> On 19. Jun 2020, at 15:03, Wouter Wijngaards <[email protected]> wrote:
> On 19/06/2020 13:50, Joerg Jung wrote:
>>
>>> On 18. Jun 2020, at 11:53, Wouter Wijngaards <[email protected]
>>> <mailto:[email protected]>
>>> <mailto:[email protected] <mailto:[email protected]>>> wrote:
>>> On 18/06/2020 11:49, Otto Moerbeek wrote:
>>>> On Thu, Jun 18, 2020 at 11:45:01AM +0200, Joerg Jung wrote:
>>>>>> On 18. Jun 2020, at 09:47, Otto Moerbeek <[email protected]
>>>>>> <mailto:[email protected]>
>>>>>> <mailto:[email protected] <mailto:[email protected]>>> wrote:
>>>>>> On Wed, Jun 17, 2020 at 04:57:54PM +0200, Joerg Jung wrote:
>>>>>>>> On 17. Feb 2020, at 15:16, Martin Pieuchot <[email protected]

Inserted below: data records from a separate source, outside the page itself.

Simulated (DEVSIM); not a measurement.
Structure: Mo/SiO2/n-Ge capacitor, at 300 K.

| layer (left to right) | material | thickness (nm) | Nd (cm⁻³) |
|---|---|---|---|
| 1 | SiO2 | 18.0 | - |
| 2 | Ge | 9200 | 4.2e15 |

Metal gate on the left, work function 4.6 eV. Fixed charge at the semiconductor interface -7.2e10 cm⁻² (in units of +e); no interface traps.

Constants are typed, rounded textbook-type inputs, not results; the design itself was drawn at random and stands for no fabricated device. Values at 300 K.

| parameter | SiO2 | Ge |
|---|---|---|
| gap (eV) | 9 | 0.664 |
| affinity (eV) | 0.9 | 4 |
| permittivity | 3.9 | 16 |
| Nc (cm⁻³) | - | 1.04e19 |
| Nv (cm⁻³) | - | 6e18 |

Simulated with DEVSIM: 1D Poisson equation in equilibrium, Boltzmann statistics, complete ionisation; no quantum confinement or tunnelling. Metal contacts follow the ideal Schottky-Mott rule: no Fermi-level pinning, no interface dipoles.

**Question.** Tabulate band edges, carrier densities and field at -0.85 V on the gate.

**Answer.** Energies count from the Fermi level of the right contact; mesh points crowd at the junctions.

>>>>>>>> <mailto:[email protected]>
>>>>>>>> <mailto:[email protected] <mailto:[email protected]>>> wrote:
>>>>>>>> On 17/02/20(Mon) 14:55, Joerg Jung wrote:
>>>>>>>>>
>>>>>>>>>> On 26. Sep 2019, at 15:02, Stuart Henderson
>>>>>>>>>> <[email protected] <mailto:[email protected]>
>>>>>>>>>> <mailto:[email protected] <mailto:[email protected]>>> wrote:
>>>>>>>>>> On 2019/09/26 13:45, Stuart Henderson wrote:
>>>>>>>>>>> On 2019/09/26 11:16, Joerg Jung wrote:
>>>>>>>>>>>>
>>>>>>>>>>>>
>>>>>>>>>>>> I run a few busy (~800 req/s) NSD servers which I upgraded
>>>>>>>>>>>> to 6.5, all stock/default OpenBSD, e.g. I’ve not tweaked any
>>>>>>>>>>>> sysctl values and nsd.conf matches the default as well, just
>>>>>>>>>>>> added a few hundred zones.
>>>>>>>>>>>>
>>>>>>>>>>>> Now, when I increase servers from default 1 to 2 in nsd.conf:
>>>>>>>>>>>> server-count: 2
>>>>>>>>>>>> it starts spamming my log with:
>>>>>>>>>>>> nsd[62723]: sendto 1.2.3.4 failed: Resource temporarily
>>>>>>>>>>>> unavailable
>>>>>>>>>>>>
>>>>>>>
>>>>>>> FYI, after upgrade to 6.7 the issue is still the same,
>>>>>>> just with different format for the syslog message not
>>>>>>> explicitly mentioning sendto() anymore, the new error
>>>>>>> log repeating gazillion of times looks like this:
>>>>>>> nsd[55919]: sendmmsg [0]=1.2.3.4 count=1 failed: Resource
>>>>>>> temporarily unavailable
>>>>>>>
>>>>>>>> Did you ktrace(1) the problem?
>>>>>>>
>>>>>>> Yes, please see below.
>>>>>>>
>>>>>>>> How is sendto(2) called, in particular
>>>>>>>> is there any MSG_DONTWAIT or FNONBLOCK set on the file descriptor?
>>>>>>>
>>>>>>> From the ktrace dump it seems not sendto() being the culprit, but
>>>>>>> recvfrom().
>>>>>>> Neither, sendto() nor recvfrom() seem to have any flags set.
>>>>>>
>>>>>> I think this is an error in your analysis. It's perfectly normal for
>>>>>> recvform to return EAGAIN.
>>>>>
>>>>> Yes, the log message coming from sendto() / sendmmsg() was
>>>>> misleading here.
>>>>>
>>>>>> On the sending side it indicates an issue.
>>>>>
>>>>> Yes, as verified with ktrace the sendto() works fine.
>>>>>
>>>>> However, it’s not normal to write 200 log messages per second for
>>>>> recvfrom() EAGAIN.
>>>>>
>>>>> So, seems like a (logging) bug in NSD: It looks like the sendmmsg()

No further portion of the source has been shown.